Like many others who read Lois Lowry’s books as children in the 90s, I was strongly affected by The Giver when I read it in the 6th grade. It remains my favorite dystopian book.
I was understandably excited when the companions Gathering Blue and Messenger came out. But these books failed to live up to The Giver‘s simple yet haunting themes (not to mention that Messenger ruined the wonderful ambiguity of the first book’s ending…but I always thought Jonas and Gabe lived anyway).
Son nearly rises to the level of The Giver, but falters in the end. The first third of the book follows Claire, a new Birthmother in Jonas’s Community. After complications during her first “production,” she is reassigned to the fish hatchery, yet she can’t stop thinking about her son. When she learns he has gone Elsewhere, she sets off to find him really without even thinking.

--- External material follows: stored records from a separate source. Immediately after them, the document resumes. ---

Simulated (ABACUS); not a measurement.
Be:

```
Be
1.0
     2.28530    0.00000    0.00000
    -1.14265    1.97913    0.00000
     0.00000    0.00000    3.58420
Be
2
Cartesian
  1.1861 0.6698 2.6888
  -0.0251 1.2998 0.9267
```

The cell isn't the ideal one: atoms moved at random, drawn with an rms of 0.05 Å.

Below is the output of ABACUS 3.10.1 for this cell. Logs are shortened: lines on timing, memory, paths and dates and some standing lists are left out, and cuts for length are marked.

She ends up stranded and amnesic in a little fishing village, where she spends the second third of the book regaining her memories and growing stronger in body and mind–strength she will need to leave the village and continue her journey to find her son.
And find him she does–but at what price? The last third of the book switches to her son’s perspective; he has grown up in Matty’s village of immigrants, longing to know his real parents. Will the evil that’s left in the world be enough to keep them apart?
The first two thirds of Son are wonderful. It was great to go back to the Community, and see it fleshed out a little more. I was disappointed that we still don’t know what happened to the Community after Jonas’s departure, how they coped, or changed, or if they fell apart. The fishing village was full of great characters that I enjoyed spending time with. I also liked Claire as a character and a protagonist; I could understand her feelings and see her growth throughout these sections. It was so refreshing to read a dystopian novel that doesn’t involve a love triangle!
The last third was not as satisfying. I did not like the narrator switch; we never get a good hold on the personality of Claire’s son, and he comes across as flat. Similarly, our villain is merely evil personified and has no motive or personality, simply interesting powers. I did like the way the book closed, because it was simple and open-ended, recalling the ending of The Giver that I love so much.
Son is much longer than The Giver, and I’m not sure that works to its advantage. I did really like the tie-ins to the other three novels, and I think it concluded the quartet well both logistically and thematically. Like Jonas, Kira, and Matty, Claire shows us that human emotions (particularly love) are our strength, not our weakness.